As you can see, it is nonzero on a pair of lines that extend to infinity, so it is not unexpected that the integral might be divergent.

To prove this, note that solving $$\epsilon-z^2+r^2=\pm\epsilon/2$$ for its positive branch gives $$z=\sqrt{r^2+\epsilon/2},\sqrt{r^2+3\epsilon/2}$$

giving a rough half-width in the $z$-axis of $$w(r)=\sqrt{r^2+3\epsilon/2}-\sqrt{r^2+\epsilon/2}$$

which means that when integrating along $z$, we get a contribution of roughly

$$w(r)\frac{\epsilon r}{\epsilon^2+\epsilon^2/4}\rightarrow\infty$$

as $r\rightarrow\infty$. So the integral is so strongly divergent that even its partial integrals along $z$ diverge!

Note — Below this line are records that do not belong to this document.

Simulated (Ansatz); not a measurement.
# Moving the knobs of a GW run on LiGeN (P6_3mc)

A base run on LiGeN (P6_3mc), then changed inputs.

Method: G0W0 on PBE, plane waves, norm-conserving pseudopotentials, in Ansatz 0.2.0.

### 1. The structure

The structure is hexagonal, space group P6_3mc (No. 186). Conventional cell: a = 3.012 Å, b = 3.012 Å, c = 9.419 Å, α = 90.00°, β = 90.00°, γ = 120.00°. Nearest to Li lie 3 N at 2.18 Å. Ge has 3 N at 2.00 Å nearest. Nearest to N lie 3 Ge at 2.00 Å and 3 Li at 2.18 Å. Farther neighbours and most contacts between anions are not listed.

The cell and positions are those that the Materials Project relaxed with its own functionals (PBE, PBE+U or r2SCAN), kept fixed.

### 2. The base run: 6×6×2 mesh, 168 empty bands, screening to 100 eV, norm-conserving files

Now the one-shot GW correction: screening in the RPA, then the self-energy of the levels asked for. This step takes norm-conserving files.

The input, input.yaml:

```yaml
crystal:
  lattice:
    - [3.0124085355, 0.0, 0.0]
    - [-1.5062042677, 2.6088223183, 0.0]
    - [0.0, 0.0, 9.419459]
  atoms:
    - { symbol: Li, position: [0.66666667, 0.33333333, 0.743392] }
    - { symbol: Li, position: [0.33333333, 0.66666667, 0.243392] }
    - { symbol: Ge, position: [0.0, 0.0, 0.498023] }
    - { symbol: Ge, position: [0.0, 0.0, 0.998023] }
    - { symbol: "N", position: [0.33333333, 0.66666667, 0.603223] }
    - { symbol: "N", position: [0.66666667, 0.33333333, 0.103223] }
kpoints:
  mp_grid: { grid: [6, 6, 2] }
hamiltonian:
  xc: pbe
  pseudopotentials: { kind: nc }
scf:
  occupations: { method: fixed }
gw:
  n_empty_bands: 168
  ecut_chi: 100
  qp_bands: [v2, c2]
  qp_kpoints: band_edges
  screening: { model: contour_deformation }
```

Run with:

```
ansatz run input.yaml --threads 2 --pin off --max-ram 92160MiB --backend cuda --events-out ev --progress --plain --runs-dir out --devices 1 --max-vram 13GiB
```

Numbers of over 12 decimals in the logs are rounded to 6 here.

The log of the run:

As a result, you should probably check your math to make sure you didn't goof up somewhere.

Edit: After correction, you can do the integral symbolically:

Integrate[(ϵ)/((ϵ - x^2 - 
        y^2)^2 + ϵ^2) y, {x, -∞, ∞}, {y, 
  0, ∞}, Assumptions -> ϵ > 0]

which gives

1/2 I π (Sqrt[(-1 - I) ϵ] - Sqrt[(-1 + I) ϵ])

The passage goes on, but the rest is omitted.